In an interview with “Fox & Friends” Wednesday morning, Manchin pushed back against lawmakers and the media who believe the Christian beliefs of U.S. Court of Appeals Judge Amy Coney Barrett, said to be atop the president’s shortlist to replace Justice Ruth Bader Ginsburg, should disqualify her.

After co-host Steve Doocy said he believed that the president’s eventual nominee will be approved on a mostly party-line vote, he said that Barrett’s Catholicism had become a major issue for many in the Washington media. But Doocy also noted that some Democrats have also questioned her faith.

“I have heard some of your colleagues in the Senate query her about her religion,” Doocy said, which occurred during her confirmation hearings for the U.S. Court of Appeals.

“Should a person’s religion disqualify them from a job on the Supreme Court because it sounds like some people on your side think that it should,” Doocy explained.

“Well, I guess whatever side you’re on they can pick whatever they want to pick,” Manchin said.

“I’m Catholic, okay? And religion should not enter into it. It sure doesn’t with me,” Manchin, who has publicly said he does not support filling Ginsburg’s vacancy ahead of the Nov. 3 election, continued.

“Does anything about her Catholic background bother you, senator?” Doocy interjected.

“Not at all,” Manchin responded.

During her confirmation hearing in 2017, she engaged in a testy exchange with Sen. Dianne Feinstein (D-Calif.), who appeared to question Barrett’s religious beliefs.

“The dogma lives loudly within you, and that’s of concern when you come to big issues that people have fought for years in this country,” Feinstein said, perhaps a reference to Barrett’s traditional Catholic views on abortion.

“It’s never appropriate for a judge to impose that judge’s personal convictions, whether they arise from faith or anywhere else, on the law,” Barrett, who clerked for the late Justice Antonin Scalia and taught law for two decades at her alma mater, Notre Dame, shot back.

“We are who we are, how we were raised, where we were raised, and who raised us,” Manchin said. “With that being…the freedom of religion is one of the basic rights we all have as American citizens.

“So, with that being said, whether you’re Catholic, whether you’re Protestant, whether you’re Jewish, Evangelical, whatever it may be, God bless you. You worship who you want, you worship how you want. You worship the same God. All of us do,” he added.

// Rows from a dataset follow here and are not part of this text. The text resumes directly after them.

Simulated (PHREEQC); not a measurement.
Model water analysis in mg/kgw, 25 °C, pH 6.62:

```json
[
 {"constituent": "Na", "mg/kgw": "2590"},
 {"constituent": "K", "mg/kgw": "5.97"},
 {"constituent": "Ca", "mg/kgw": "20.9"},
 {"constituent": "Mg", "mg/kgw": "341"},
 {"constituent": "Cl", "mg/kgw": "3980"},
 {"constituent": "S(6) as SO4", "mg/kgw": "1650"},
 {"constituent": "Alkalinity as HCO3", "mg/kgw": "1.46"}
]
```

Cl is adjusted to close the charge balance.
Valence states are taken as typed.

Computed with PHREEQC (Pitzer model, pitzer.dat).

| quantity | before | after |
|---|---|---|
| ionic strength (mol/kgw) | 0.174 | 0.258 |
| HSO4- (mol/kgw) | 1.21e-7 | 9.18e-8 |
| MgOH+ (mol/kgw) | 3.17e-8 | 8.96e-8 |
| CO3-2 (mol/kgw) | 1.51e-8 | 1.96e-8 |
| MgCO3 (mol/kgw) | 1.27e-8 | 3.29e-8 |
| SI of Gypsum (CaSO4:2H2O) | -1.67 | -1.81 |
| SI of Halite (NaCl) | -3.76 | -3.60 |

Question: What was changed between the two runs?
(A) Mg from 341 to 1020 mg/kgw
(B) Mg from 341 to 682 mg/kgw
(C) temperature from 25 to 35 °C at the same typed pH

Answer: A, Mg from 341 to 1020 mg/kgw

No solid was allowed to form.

“It’s awful to bring in religion, it truly is,” he continued, recalling a story about President John F. Kennedy in his youth.

“I remember in 1960 — I was a little kid at that time — but I remember everyone said, ‘Well, if John Kennedy gets elected, the pope’s gonna run the country.’ And I looked at my mom and I said, ‘Mom, they don’t know the Catholics we know,’” Manchin said.